Cross-border dealmaking across the tech sector remained buoyant in 2018. In the first three quarters of the year, deal value rose to US$89.4 billion, up 1.5 percent on the same period in 2017. With volume dropping by 11 percent, this suggests that valuations were up considerably. This is largely in line with overall trends for global M&A in a year that could rank as one of the best on record.
However, with economic and geopolitical headwinds, the outlook for the future is decidedly uncertain. Mindful of that, we conducted a survey of 150 tech executives around the world to gauge their expectations for cross- border dealmaking over the next two years—and to gain a better understanding of the challenges they face when doing cross- border deals.

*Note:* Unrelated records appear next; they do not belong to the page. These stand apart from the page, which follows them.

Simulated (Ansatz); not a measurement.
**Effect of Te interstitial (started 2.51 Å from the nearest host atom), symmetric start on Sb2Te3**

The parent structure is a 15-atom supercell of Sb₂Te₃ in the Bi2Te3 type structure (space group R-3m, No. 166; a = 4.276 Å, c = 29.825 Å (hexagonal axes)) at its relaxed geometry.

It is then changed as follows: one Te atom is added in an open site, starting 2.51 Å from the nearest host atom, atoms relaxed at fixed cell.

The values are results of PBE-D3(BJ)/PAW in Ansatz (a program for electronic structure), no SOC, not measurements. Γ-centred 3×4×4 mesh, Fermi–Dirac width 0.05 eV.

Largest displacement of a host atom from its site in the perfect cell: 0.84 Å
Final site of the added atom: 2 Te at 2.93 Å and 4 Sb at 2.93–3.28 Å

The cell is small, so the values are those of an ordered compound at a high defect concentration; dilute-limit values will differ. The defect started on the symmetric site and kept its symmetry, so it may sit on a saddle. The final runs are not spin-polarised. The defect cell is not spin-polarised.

Their expectations are high. The majority of respondents, 62 percent, said that they expect to do additional cross-border technology acquisitions over the next two years. This figure speaks both to the optimism that executives have about the future, as well as the importance of cross- border M&A for companies in the technology space.
But their optimism comes with an apparent caveat. Almost half of respondents, 44 percent, indicated that they had walked away from potential cross-border deals in the past. And 57 percent of this group (more than one-third of respondents overall) said that they had walked away from deals due to changes in the macroeconomic environment.
This is a significant figure, given that there seems to be a growing consensus that the macroeconomic environment could be transformed over the next two years. In April, the International Monetary Fund (IMF) estimated that global GDP would grow at 3.9 percent in both 2018 and 2019 but that the global economy will slow down in 2020. The IMF affirmed this view in October, but it added that economic expansion had become less balanced around the world, peaking in some major economies, and that downside risks had increased, including the threat posed by possible trade wars.
Indeed, 47 percent of respondents point to trade wars and rising protectionism as the most significant geopolitical factor affecting acquisition strategies over the next 12 months. And 70 percent of those who said they had walked away from deals said that political interference was an important factor in the decision.
Our report highlights these and other important trends affecting cross-border M&A in the tech sector, as well as examining the opportunities and challenges that dealmakers face when pursuing deals across borders.